You are viewing a plain text version of this content. The canonical link for it is here.
Posted to dev@hive.apache.org by Vaibhav Shrivastava <va...@gmail.com> on 2010/04/07 02:26:05 UTC

Re: Hive and Hadoop Ideas.

Hi all,
           I am sorry if this is spamming your inbox but I wanted to
reach out. I would like to apply for the Google Summer Code project
for implementing indexes on Hive and have some basic ideas and would
like to discuss them with a mentor. I would highly appreciate if I am
given direction,

Title:  	 Using Indexes for Improved Performance of Queries
Student: 	Vaibhav Shrivastava
Abstract: 	Hive is used an SQL like abstraction for Map Reduce Jobs.
The focus of the project shall be to implement Indexes for various
tables to facilitate various operations performed on the results. In
the proposal various types of indexes which can be used, how they can
be implemented and their prospective applications are discussed. The
content shall be updated as inputs ,reviews are provided.
Content: 	

Title:Using Indexes for Improved Performance of Queries

       Indexes are a common way of speeding up row retrieval in normal
databases. The idea is to keep just an auxiliary pointer of a data
member which is considered to be crucial in the query. One can
consider an example of retrieving records where the id is equal to
some desired value range. Looking up an Index will cause a lesser
number of rows to be fetched.

      In a Hadoop environment the files are located on the HDFS. One
can consider the Index to be pointing to say a particular location in
the file.

      Another application could be to use an index for a particular
aggregation operator. Hence when a particular count of say a paricular
key is required we can obtain the individual rows in consideration
without looking into the whole file, by just counting the offsets.

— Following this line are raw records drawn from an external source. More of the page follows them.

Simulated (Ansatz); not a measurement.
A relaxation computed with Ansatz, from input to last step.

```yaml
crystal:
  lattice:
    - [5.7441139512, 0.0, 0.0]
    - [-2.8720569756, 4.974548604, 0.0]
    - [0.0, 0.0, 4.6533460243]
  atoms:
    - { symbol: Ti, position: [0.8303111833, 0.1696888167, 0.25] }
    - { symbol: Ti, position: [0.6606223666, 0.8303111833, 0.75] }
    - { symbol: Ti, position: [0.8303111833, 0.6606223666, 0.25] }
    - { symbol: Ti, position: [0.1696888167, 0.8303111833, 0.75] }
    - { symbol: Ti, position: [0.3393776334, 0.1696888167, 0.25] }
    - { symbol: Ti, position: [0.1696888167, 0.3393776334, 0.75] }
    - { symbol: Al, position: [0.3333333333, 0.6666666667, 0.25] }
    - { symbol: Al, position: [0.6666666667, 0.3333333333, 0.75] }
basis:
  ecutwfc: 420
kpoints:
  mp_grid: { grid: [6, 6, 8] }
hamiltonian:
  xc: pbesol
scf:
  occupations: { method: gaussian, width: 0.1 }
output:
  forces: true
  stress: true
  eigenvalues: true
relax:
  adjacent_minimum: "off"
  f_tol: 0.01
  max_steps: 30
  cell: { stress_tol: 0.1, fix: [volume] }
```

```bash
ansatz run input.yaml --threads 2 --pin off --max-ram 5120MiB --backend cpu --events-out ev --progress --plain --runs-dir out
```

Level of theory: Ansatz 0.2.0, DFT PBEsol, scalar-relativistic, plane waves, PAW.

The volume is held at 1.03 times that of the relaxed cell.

      For building an index, One can think of a Map Reduce job wherein
the data fetched can be Reduced efficiently by using an combiner at an
intermediate stage and using the data to get more sorted values.

      Also one can consider the development of a kd (k dimensional
tree) for multi key queries, however much of the simplicity of the
design may be lost in such a situation.


Experience:

      I am currently working at Stony Brook University, NY as a
Masters student in the Computer Science Dept. I am working on
textmap.com which is a Text Analysis System and uses Map Reduce Jobs
to extract sentiment information from the articles processed. I have
experience using the Hadoop System and am interested in furthering my
knowledge.



Deliverables:

      After a design decision on as to how the index structure would
be (Single Dense Index, B Tree Index or a kd Tree type index), trying
to develop a prototype model.

       Emphasis during the mid term evaluation would be to compare a
query using an index as opposed to a normal query or any such other
application such as a Join or an subquery.

       Emphasis during the end would be to try to optimize the
particular application designed in the mid term evaluation phase, or
alternatively to implement more other queries which may have improved
performance using indexes.



Mentor: Unknown (Can I get some assistance?)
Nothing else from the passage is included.